Windows Kubernetes worker node throws BSoD #66947

ghost · 2018-08-03T01:10:29Z

Is this a BUG REPORT or FEATURE REQUEST?:

Uncomment only one, leave it on its own line:

/kind bug

/kind feature

What happened:
BSoD occurs on Windows worker nodes more than two or three times a week, although this is not constant. The thing I checked with BSoD is UNEXPECTED_KERNEL_MODE_TRAP, and the related module name is NDIS.sys.

What you expected to happen:
There is no kernel panic when I configure and run multiple Linux Kubernetes worker nodes.

How to reproduce it (as minimally and precisely as possible):
We used KOPS to build a kernel node, kubenet for an existing kernel cluster, and Flannel Windows + L2Bridge configuration for a newly built Windows node.

Anything else we need to know?:
The same problem occurred when using WinCNI, and the same problem occurs when using Flannel + L2Bridge, and it is expected that this problem will occur when an incorrect configuration request is requested to HNS.

Environment:

Kubernetes version (use kubectl version): Existing linux worker nodes are v1.9.4, and Windows worker nodes are v1.10.4
Cloud provider or hardware configuration: AWS EC2
OS (e.g. from /etc/os-release): Existing linux worker nodes are 'Debian GNU/Linux 9.3 (stretch)', and Windows worker nodes are 'Windows Server 1803'.
Kernel (e.g. uname -a): Existing linux worker nodes are 'Linux ip-x-y-z 4.9.0-5-amd64 Unit test coverage in Kubelet is lousy. (~30%) #1 SMP Debian 4.9.65-3+deb9u2 (2018-01-04) x86_64 GNU/Linux', and Windows worker nodes are '10.0.17134.137'.
Install tools: Existing linux worker nodes built with KOPS, and Windows nodes installed manually.
Others: I attach the BSoD screenshot. After restarting the instance, I will collect the memory dump and try to analyze it with WinDBG.

The text was updated successfully, but these errors were encountered:

ghost · 2018-08-03T01:11:08Z

/sig windows

ghost · 2018-08-03T07:24:58Z

@PatrickLang Since the memory dump file on AWS EC2 was not created properly, I am first looking for ways to contact AWS Technical Support to collect a memory dump. It would be nice if you could tell me which kernel dump or full dump is needed.

ghost · 2018-08-04T16:50:12Z

@PatrickLang

Luckily, I found the "MEMORY.DMP" file on another Kubernetes node computer that had the same BSOD and analyzed it with WinDbg. Bug Check 0x7F: UNEXPECTED_KERNEL_MODE_TRAP error, Trap Number is identified as 0x00000008 (Double Fault). And there was ena.sys as an associated external module, presumably a conflict between AWS ENA driver and HNS.

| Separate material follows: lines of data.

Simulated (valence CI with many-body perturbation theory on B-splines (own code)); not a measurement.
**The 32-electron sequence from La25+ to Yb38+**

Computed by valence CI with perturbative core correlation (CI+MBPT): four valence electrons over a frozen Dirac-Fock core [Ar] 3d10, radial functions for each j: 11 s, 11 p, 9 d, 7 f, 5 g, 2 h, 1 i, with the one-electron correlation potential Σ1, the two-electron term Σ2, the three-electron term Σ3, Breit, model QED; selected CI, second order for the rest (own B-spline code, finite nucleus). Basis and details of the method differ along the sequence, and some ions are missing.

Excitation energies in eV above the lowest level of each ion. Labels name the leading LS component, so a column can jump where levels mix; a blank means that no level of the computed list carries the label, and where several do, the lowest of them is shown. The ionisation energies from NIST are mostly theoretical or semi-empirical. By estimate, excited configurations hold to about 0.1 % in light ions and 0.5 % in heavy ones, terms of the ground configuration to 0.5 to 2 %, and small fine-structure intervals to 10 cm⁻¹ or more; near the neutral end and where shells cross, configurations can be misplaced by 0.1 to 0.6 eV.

I have difficulty doing detailed analysis. However, AWS ENA seems to be the cause of the problem, so first I want to disable ENA and test again.

It seems hard to share the entire memory dump file with GitHub, so I only attach the analysis report file I obtained with WinDbg. I can also provide a memory dump file if needed.

dump-report.txt

ghost · 2018-08-06T10:12:21Z

@PatrickLang A few more memory dumps took place, collected, and analyzed briefly. When I gather additional information and judge it, I think the frequency of internal errors is particularly high when running HNS on the Xen hypervisor. I would like to know if there is a problem running Windows HNS on a hypervisor other than Hyper-V.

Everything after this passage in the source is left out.